Alternatively, red eyes can be detected after photo acquisition. Some photo-editing software makes use of red-eye removal tools which require considerable user interaction. To overcome this problem, different techniques have been proposed in literature (see [1, 2] for recent reviews in the field). Due to the growing interest of industry, many automatic algorithms, embedded on commercial software, have been patented in the last decade . The huge variety of approaches has permitted to explore different aspects of red-eyes identification and correction. The big challenge now is to obtain the best results with the minor number of visual errors.
In this paper, an advanced pipeline for red-eyes detection and correction is discussed. In the first stage, candidates rede-yes patches are extracted from the input image through an image filtering pipeline. This process is mainly based on a statistical color model technique coupled with geometrical constraints. In the second stage, a multimodal classifier, obtained by using clustering and boosting on gray codes features, is used to distinguish between true red-eyes patches versus other patches. Once the red eyes are detected, a correction technique based on desaturation and brightness reduction is employed to remove the red-eyes artifact. The proposed approach has been compared with respect to existing solutions on proper collected dataset, obtaining competitive results. One of the main contributions of the present work is to demonstrate that better results are achieved if the multimodally nature of candidates red-eyes as well as the spatial information during classification task are taken into account. To this aim, we have compared the proposed cluster-based boosting, to standard boosting in both cases, with and without considering spatial information.

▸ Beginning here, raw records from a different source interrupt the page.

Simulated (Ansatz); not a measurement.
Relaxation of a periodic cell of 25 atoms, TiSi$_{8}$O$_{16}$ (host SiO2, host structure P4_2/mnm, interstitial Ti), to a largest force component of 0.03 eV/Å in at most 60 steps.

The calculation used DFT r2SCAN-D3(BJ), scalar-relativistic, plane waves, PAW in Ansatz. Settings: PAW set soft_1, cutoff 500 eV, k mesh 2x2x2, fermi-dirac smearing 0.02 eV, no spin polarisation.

The remainder of the paper is organized as follows. Section 2 gives an overview of related works. Section 3 provides details of the proposed red-eyes removal pipeline. Section 4 illustrates the experimental settings and the results obtained using the presented technique. Finally, Section 5 concludes this paper with avenues for further research.
2. Related Works
Several studies have considered the problem of automatic red-eyes removal. A pioneering technique for automatic red-eye reduction was proposed by Patti et al. . The technique uses a nonstandard luminance-chrominance representation to enhance the regions affected by the red-eye artifacts. After the detection of an interesting block, thresholding operation and a simple color replacement pipeline are employed to remove the red eyes.
Battiato et al.  have proposed to deal with the problem of red eye detection by using the bag-of-keypoints paradigm. It involves extraction of local image features, quantization of the feature space into a codebook through clustering, and extraction of codeword distribution histograms. An SVM classifier has been used to decide to which class each histogram, thus each patch, belongs.
Gaubatz and Ulichney  proposed to apply a face detector as first stage and then search for the eyes in the candidate face regions by using constraints based on colors, red variance, and glint. One of the drawbacks of such method is the robustness with respect to the multimodality of the face space with respect to poses (e.g., not always frontal and upright). The redness of detected red eyes is attenuated with a tapered color desaturation process.
Schildkraut and Gray  used an automatic algorithm to detect pairs of eyes, which is restricted to near-frontal face images. The pair verification technique was used to reduce false positive. However, many photos have single redeyes (e.g., face partially screened) that cannot be corrected with this approach. Detected red eyes are removed blending the corrected region with the neighborhood in order to preserve the natural appearance of the eyes. Building on , a combination of boosting classifiers has been proposed by Ioffe . Specifically, a boosting classifier was used to discriminate between red-eyes versus other, and another boosting classifier was used to detect faces in order to reduce the false positives.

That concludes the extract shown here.